Page 1 of 1
reference dummy variable - results not the same
Posted: Wed Apr 23, 2014 3:26 am
by bibimiwi
Hello,
I estimated a probit model. As explanatory variables I included 2 of 3 dummy variables, in order not to fall into dummy varibale trap. Therefore my omitted dummy varibale is my reference dummy variabel. After estiamting the equation all the p-values were statistically significant!
BUT then I wanted to try out if my results remain the same when I omitt one of the other dummy variables and include the former reference dummy variable in my equation. And suddenly the one dummy variabel I haven't touched at all, is not significant any more and according to the redundant variable test completely irrelevant.
How can this be??
Re: reference dummy variable - results not the same
Posted: Wed Apr 23, 2014 7:00 am
by startz
The coefficient on the dummy tells the difference from the reference group. When you change the reference group you change the interpretation of the other dummy coefficients.
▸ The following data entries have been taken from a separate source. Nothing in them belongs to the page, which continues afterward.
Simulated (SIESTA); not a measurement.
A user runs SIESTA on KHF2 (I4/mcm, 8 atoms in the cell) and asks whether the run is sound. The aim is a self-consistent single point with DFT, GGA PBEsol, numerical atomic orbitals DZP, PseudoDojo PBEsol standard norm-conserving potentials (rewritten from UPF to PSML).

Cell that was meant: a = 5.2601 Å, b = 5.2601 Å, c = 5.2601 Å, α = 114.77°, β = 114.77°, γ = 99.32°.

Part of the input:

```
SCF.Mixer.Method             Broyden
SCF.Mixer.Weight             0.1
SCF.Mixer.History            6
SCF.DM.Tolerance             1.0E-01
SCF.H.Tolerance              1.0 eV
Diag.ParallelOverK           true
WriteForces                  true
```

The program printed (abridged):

Re: reference dummy variable - results not the same
Posted: Wed Apr 23, 2014 10:18 am
by bibimiwi
But can it really be that the dummy changes from highly significant not not significant at all just because I Change the reference category? Because according to my books this should not be the case. They say that the results should be the same, no matter which dummy is omitted.
Re: reference dummy variable - results not the same
Posted: Wed Apr 23, 2014 10:22 am
by startz
But can it really be that the dummy changes from highly significant not not significant at all just because I Change the reference category? Because according to my books this should not be the case. They say that the results should be the same, no matter which dummy is omitted.
The substantive results do not change. What a coefficient tells you about the substantive results does change.
Re: reference dummy variable - results not the same
Posted: Wed Apr 23, 2014 10:32 am
by bibimiwi
I am having difficulties distinguishing between "substantive results" and "what a coefficient tells you about the substantive results".
Can you, by any chance, think of an exmple that could ilustrate the difference?
Because I thought, that the interpretation of the coefficients give me the substantive results...
Re: reference dummy variable - results not the same
Posted: Wed Apr 23, 2014 11:08 am
by startz
Suppose that FEMALE is coded 1 for women and 0 for men and that MALE is coded the other way around.
If you run the two regressions
you will get opposite signs on the coefficients for the dummy variables because you have changed the reference group. However, the predicted values of y will be identical.
Re: reference dummy variable - results not the same
Posted: Wed Apr 23, 2014 11:13 am
by bibimiwi
But I have not done it like that!
My dummies are always coded 1 for the happening of an event and 0 for no happening. I did never change this!
Re: reference dummy variable - results not the same
Posted: Wed Apr 23, 2014 11:19 am
by startz
I think you might want to go back and read up on dummy variables. Don't worry that you're doing a probit; the issues are the same in a linear regression.
Re: reference dummy variable - results not the same
Posted: Wed Apr 23, 2014 11:31 am
by bibimiwi
I think you just misunderstood me :(
Let's say I have 3 dummy variables D1, D2, D3. In the event situation 1 happens D1 is coded 1 (0 if not), D2 and D3 are coded 0. If Situation 2 happens D2 is coded 1 (if not 0), D1 and D3 are coded 0....
Now I estimate an equation:
y c x D1 D2
D1 and D2 have a high z-statistic and high p-values. C and x are also significant.
Now I Change my equation into:
y c x D1 D3
D1 and C are no more significant. X and D3 are significant.
Do you understand what I mean?
Re: reference dummy variable - results not the same
Posted: Wed Apr 23, 2014 11:34 am
by startz
I think you just misunderstood me :(
Let's say I have 3 dummy variables D1, D2, D3. In the event situation 1 happens D1 is coded 1 (0 if not), D2 and D3 are coded 0. If Situation 2 happens D2 is coded 1 (if not 0), D1 and D3 are coded 0....
Now I estimate an equation:
y c x D1 D2
D1 and D2 have a high z-statistic and high p-values. C and x are also significant.
Now I Change my equation into:
y c x D1 D3
D1 and C are no more significant. X and D3 are significant.
Do you understand what I mean?
What do you think the coefficient on D1 tells you in the first equation? And what does the same coefficient tell you in the second equation?